San Francisco’s Hosfelt Gallery, located in the city’s South of Market neighborhood, was founded in 1996 by Todd Hosfelt. Focusing on contemporary art with an international scope, Hosfelt showcases work with a strong technical element that takes a conceptual approach to vast sociopolitical themes. It exhibits work from a number of emerging international artists and works to get their pieces included in both museums and private collections. Hosfelt also features local talent, including Jim Campbell, Liliana Porter, Crystal Liu and Julie Chang.
Through March 26, Liu will be showing a series of paintings that takes elements of nature and creates narratives with an ominous undertone.
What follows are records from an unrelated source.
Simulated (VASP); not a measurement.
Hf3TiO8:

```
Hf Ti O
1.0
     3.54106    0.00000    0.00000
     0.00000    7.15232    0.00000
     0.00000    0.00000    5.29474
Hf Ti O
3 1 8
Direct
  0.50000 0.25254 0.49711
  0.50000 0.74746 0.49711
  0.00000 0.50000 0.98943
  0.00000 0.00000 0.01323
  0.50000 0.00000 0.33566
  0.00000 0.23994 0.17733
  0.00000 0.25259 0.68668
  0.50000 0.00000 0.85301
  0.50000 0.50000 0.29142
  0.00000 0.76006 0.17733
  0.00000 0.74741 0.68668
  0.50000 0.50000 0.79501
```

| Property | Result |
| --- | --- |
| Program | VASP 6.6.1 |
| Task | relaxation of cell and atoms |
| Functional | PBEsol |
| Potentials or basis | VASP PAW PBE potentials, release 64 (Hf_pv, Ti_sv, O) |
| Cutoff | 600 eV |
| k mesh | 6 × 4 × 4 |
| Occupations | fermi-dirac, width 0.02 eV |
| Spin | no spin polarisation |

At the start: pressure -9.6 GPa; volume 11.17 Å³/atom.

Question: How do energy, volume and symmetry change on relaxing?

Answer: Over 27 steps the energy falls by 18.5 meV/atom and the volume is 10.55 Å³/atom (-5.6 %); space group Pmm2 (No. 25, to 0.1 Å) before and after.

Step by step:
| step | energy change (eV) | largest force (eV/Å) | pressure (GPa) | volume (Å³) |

Chang will also be displaying her latest work, which focuses on Central Asian textile design. Her project was developed during a residency at San Francisco’s de Young Museum as a means to explore her experiences as a first-generation Chinese American growing up in suburban Orange County.
In early February, Chang spent a few days covering Hosfelt’s white walls with vinyl stencils and painting layers of traditional Central Asian motifs juxtaposed with Western symbols like designer logos.
“She is exploring the West’s fascination and romanticism of the Orient and her own ambivalent relationship to it,” Hosfelt partner Dianne Dec says.
In 2006, Hosfelt branched out by opening a gallery space in Manhattan, and, for the past five years, the gallery has expanded its artists’ appeal to a new audience, while also giving East Coast artists the opportunity to showcase their work in the San Francisco space.
“We wanted a chance,” Dec says, “to give a different venue and visibility to the West Coast artists that we work with that have not had exposure in New York.”